There’s a clue in that example: bonds are great to refinance projects once they’ve been set up and there are no longer development risks. A city might organize a $70-million energy efficiency lending fund (as Melbourne in Australia has recently done with some financiers). Every time the municipality depletes the fund it can borrow from pension funds against the security of those loans, using lowrisk bonds, and reinvest the $70 million in another round of buildings.
Renewable energy is starting to be financed this way as well. We just need to scale it up with government regulation to ensure the investments are safer than mortgage-backed bonds. This may require some guarantees that there won’t be any retroactive changes in policy (the investor’s nightmare).

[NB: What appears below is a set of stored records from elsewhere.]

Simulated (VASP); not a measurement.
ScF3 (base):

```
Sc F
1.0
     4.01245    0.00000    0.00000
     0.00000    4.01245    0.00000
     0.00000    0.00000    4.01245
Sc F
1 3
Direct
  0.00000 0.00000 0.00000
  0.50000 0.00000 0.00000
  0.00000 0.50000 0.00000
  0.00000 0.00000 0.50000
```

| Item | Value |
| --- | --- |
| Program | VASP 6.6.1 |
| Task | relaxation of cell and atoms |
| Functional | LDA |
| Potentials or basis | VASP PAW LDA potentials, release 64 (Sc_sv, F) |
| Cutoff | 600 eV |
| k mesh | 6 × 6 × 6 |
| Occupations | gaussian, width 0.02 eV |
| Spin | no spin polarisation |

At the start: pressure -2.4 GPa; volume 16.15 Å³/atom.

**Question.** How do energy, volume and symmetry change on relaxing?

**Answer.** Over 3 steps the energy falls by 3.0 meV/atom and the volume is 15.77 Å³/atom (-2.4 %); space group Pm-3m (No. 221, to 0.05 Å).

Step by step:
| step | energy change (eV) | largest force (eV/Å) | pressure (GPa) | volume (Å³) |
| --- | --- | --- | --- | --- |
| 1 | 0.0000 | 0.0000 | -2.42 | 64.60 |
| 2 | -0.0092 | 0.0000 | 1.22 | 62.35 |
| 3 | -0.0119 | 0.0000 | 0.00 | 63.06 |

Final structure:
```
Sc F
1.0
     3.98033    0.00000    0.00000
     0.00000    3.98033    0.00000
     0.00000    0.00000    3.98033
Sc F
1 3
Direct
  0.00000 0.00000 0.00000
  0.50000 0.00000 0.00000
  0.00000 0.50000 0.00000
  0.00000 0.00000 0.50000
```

Remember that this bond-backed green growth strategy is about building productive assets that have reliable revenue streams. It’s also about cutting energy bills and taking the savings to pay off a loan. The answers are there. We just have to work creatively to create the deals—fresh ways for investors, government and industry to work together.
These investments are long lasting, low in risk profile and highly secure; hence, they’re ideal holdings for pension funds. By providing a small slice of their capital through climate bonds, they could help create jobs at large scale, build a renewable energy export industry and finance a powerful tool against climate change.
So there’s still a chance to get on this train, if—and it’s a big “if”—we choose to write the story that way.